Anchor babies are children born in the United States of mothers who have no right to be here.  But because the Fourteenth Amendment provides that “[a]ll persons born or naturalized in the United States and subject to the jurisdiction thereof, are citizens of the United States,” anchor babies are not only citizens themselves, but later can legally bring in all their relatives.

For many years, judges, lawyers, academics, and others have disagreed about the meaning of the Fourteenth Amendment’s phrase “subject to the jurisdiction thereof,” with many of them believing that illegal aliens were not included in that category—and, accordingly, that anchor babies had no right to be citizens, let alone the “relatives” they bring in.
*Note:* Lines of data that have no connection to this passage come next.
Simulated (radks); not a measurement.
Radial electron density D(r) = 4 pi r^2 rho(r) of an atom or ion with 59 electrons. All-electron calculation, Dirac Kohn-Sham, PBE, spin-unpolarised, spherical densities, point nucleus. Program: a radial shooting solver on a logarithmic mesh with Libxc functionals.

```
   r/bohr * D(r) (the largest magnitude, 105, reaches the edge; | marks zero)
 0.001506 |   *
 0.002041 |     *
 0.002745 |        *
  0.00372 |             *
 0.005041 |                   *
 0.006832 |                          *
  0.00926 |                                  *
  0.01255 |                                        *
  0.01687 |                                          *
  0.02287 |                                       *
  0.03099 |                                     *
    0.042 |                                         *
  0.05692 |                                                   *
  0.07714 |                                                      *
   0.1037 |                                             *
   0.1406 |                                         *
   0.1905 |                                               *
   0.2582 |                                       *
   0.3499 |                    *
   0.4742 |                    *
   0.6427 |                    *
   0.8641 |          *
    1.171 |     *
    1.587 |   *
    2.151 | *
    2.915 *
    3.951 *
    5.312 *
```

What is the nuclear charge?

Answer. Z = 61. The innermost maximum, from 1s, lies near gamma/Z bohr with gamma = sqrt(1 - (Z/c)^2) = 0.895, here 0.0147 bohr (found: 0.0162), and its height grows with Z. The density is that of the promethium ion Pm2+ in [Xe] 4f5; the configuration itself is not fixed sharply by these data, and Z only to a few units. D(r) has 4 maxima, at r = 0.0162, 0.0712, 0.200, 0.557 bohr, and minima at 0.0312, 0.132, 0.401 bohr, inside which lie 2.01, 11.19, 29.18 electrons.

To clarify the Fourteenth Amendment’s language, and stem the relentless tide of illegal aliens who come to the United States merely to deliver a newly minted American citizen, over the years curative legislation has been introduced in Congress. 

An example is the Citzenship Reform Act (H.R. 698), introduced on February 9, 2005, which limits automatic citizenship at birth to a child born in the United States who: (1) was born in wedlock (excluding “common law” marriages) to a parent either of whom is a U.S. citizen or national, or is an alien lawfully admitted for permanent residence who maintains such residence; or (2) was born out of wedlock to a mother who is a U.S. citizen or national, or is an alien lawfully admitted for permanent residence who maintains such residence.”

H.R. 698 had 87 co-sponsors, roughly 25% of the House of Representatives.

On February 9, 2005, the bill was referred to the House Committee on the Judiciary, and on March 2, 2005, to the Subcommittee on Immigration, Border Security, and Claims.

It has not been heard from since, even though the subcommittee’s chairman is Republican John N. Hostettler from Indiana (202-225-4636).

Perhaps the disappearance of H.R. 698 is attributable to the makeup of the subcommittee.  In addition to Hostettler, there are nine other Republicans. Three are from California, two are from Texas, one is from Arizona.  (The other three are from Iowa, Virginia, and South Carolina.)

There are six Democrat members of the subcommittee.  The senior member is the well known stateswoman, Sheila Jackson Lee (Texas).  Four out of five of the other subcommittee members are from California, including Mad Maxine Waters (the others are Berman, Lofgren, and Sanchez).  The fifth member is one of the most liberal members of the House, Marty Meehan from Massachusetts.

There is no doubt that if H.R. 698 became law it would face a constitutional challenge that ultimately the Supreme Court of the United States would have to resolve.  But no case raising the Fourteenth Amendment issue of automatic citizenship will ever get to the Court, unless the Citizenship Reform Act or something very much like it is enacted.

But, between the liberals in Congress, a Texan in the White House, the employer/illegal alien lobby, and the not insubstantial weight of the Mexican government, don’t hold your breath waiting for reform.

Meantime, the baby express rolls on, delivering American citizens—in name only—to our doorstep.